January 14, 2024


Autocar Co. (1908-1954)
Ardmore, Pennsylvania
Autocar Div. White Motor Co. (1954-1980)
Exton, Pennsylvania
Autocar Div. Volvo (1980-2001)
Ogden, Utah
Autocar Co. (2001-to present)
Hagerstown, Indiana

Autocar truck bow-tie radiator emblem (2019)   autocar

Autocar claims to have built America's first commercially available motor truck in 1899. This was a purpose built 700lb capacity package delivery van. However, initially the Autocar Company was a passenger car manufacturer. Autocar passenger car production began Ardmore, Pennsylvania in 1901. 

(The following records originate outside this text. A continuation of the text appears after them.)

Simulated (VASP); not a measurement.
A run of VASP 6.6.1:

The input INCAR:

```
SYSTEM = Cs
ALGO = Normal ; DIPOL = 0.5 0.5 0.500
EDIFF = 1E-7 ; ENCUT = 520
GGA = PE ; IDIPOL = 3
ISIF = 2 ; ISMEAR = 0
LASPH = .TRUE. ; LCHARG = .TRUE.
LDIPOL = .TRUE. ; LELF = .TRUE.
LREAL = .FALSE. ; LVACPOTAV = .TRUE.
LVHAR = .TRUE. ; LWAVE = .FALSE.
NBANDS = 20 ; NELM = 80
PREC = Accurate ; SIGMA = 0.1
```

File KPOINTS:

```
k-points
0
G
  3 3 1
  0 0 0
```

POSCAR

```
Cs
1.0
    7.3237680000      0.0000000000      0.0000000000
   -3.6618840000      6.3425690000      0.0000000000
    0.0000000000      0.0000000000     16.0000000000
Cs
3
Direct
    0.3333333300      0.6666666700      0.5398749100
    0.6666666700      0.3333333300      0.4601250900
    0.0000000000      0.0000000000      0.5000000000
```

Autocar began to experiment with commercial vehicles in 1907. The first Autocar trucks were in production in 1908 and were immediately successful, so successful, in fact, that Autocar decided to stop making passenger cars after 1912. 
The first Autocar trucks were powered by 18hp two-cylinder engines with three speeds and shaft drive. More than 30,000 of these trucks were built before production was phased out by 1926. After 1919, a range of four-cylinder trucks of 2-ton to 5-ton capacity were also introduced. By 1921, Autocar offered three truck models with capacities ranging from 1-1/2-ton to 6-tons. Electric and gas-electric trucks were also produced until 1926. In 1926, Autocar introduced a new series of conventional gasoline powered trucks, which continued to be developed through a wide range of models.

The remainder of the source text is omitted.